Discovering Our Jewish Roots in Greece
History of the Jewish-Greek Community Needs to be Shared
Just 5,000 Jews remain in Greece, a small fraction of the 50,000 that lived there when the Nazis invaded during World War II and wiped out much of the population. In Katerini, 33 Jews fled to Mount Olympus ahead of the Nazis’ arrival, where they hid for more than two years, supported by the goodwill of gentiles in their community. One of those Jews was the grandfather of Ronna Schneider, who recently came face-to-face with many of her Greek family members during The Jewish Federations of North America’s National Young Leadership (NYL) Cabinet Mission to Greece.
“Nobody ever talks about the Sephardic story from the Holocaust,” said Schneider of Cincinnati. “I didn’t know this was my family’s story, and it was very eye-opening and emotional. This is the history of the Greek-Jewish community, and it needs to be shared and passed on to the next generation.”
The NYL Cabinet mission, which included 45 Cabinet members from 26 communities around North America, was chaired by Nancy Kansler of New York and Jeffrey Barrack of Philadelphia. The group visited a range of historic sites that told the story of so many Jews in Greece, from Thessaloniki, a vibrant city brimming with Jewish life before the Nazi occupation, to the freight station where Jews were shipped off in cattle cars to their deaths in Auschwitz-Birkenau.
In Athens, Cabinet members met with Rosina Asser Pardo, one of many Jews who were hidden as children during the Holocaust by non-Jews. Asser Pardo was concealed for 548 days, saved when a single soldier turned a blind eye to protect her and her family. “Rosina’s story was a profound reminder that each of us, individually, has the extraordinary power to impact many in ways we cannot even see or know, from simple acts of kindness,” said Kansler.

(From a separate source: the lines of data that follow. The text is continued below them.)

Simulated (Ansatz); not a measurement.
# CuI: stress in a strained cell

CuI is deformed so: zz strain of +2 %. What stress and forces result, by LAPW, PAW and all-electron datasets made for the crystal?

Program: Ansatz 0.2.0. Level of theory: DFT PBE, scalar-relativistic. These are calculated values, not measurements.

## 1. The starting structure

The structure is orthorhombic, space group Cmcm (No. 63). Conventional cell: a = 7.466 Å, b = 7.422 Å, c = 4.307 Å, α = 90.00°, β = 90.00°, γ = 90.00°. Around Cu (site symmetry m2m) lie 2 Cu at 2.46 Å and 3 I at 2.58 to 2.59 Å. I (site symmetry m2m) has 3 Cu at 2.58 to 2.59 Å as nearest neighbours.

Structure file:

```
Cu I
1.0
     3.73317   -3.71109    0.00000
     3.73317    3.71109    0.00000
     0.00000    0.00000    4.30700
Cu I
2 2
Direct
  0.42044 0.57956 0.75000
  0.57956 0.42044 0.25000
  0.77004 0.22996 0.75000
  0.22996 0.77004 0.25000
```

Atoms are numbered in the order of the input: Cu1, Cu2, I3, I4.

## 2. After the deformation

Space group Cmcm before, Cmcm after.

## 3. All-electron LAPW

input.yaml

The Cabinet got an up-close and personal perspective on the devastating economic and political crisis in Greece. Like many across the country, the Jewish community in Athens, which numbers about 3,500, is struggling to maintain its synagogues, schools, museums and soup kitchens. Many are unemployed and living below the poverty line, and what was once a community committed to supporting Israel and Jewish philanthropy, is now on the recipient end of global Jewish aid.
NYL Cabinet members visited Athens’ Jewish institutions, including a synagogue and day school, and met with community members – from children to the elderly – that are receiving support from Jewish Federation partners. The Jewish Agency for Israel recently committed to providing $1 million, over two years, to enable communal institutions to continue their operations, and support programs to strengthen the community’s ties with Israel and facilitate aliyah. The American Jewish Joint Distribution Committee has committed $330,000 for rent subsidies, food and scholarships in Athens.
“Visiting this fascinating, yet encumbered, community made it obvious that one cannot distinguish between local and overseas needs. When it comes to Jews of the world, everything is local – their problems are our problems,” said Jack Maizel of San Diego, a NYL Cabinet member on the mission. “The Greek-Jewish community contributed in the past to the needs of world Jewry, never imagining they would need help in the future. Therein lies a great lesson for us – that is, if mutual responsibility and tikkun olam are not reasons enough to help.”
The group met with U.S. Ambassador Daniel Smith, Israeli Ambassador Arye Mekel and leaders in Athens’ Jewish community. The mission also toured Athens’ Jewish Museum, filled with more than 10,000 rare items from Greek history, and visited the towns of Veria, where a Jewish community has flourished since the 1st century, and Vergina, which boasts the burial site of the kings of Macedon, including the tomb of Philip II, the father of Alexander the Great.
“From our unique vantage point on the ground during our visit, we could better understand the headlines about Greece,” said Barrack. “We learned about the thriving historical Romanoite and Sephardic communities, whose children and grandchildren are now part of a vibrant community struggling with the current economic crisis.”
In addition to interaction with the Greek community, the trip included time for Cabinet members to strengthen bonds and connect with each other. Two Cabinet members even wedded in Athens, in a Jewish ceremony that followed their secular one 17 years ago. “Being with members of Cabinet who are committed to their communities and to the Jewish people are the most inspiring times I have,” said Brian Seymour, a mission participant and Cabinet member from Palm Beach County.
“Is there a future for the Jewish community of Greece? After this week, I say yes,” Seymour added. “The people we have met are resolved. They will survive the economic crisis and they will bounce back. Much like our Cabinet members, the leaders of the Greek-Jewish community, current and future, give me hope for our future and inspire me.”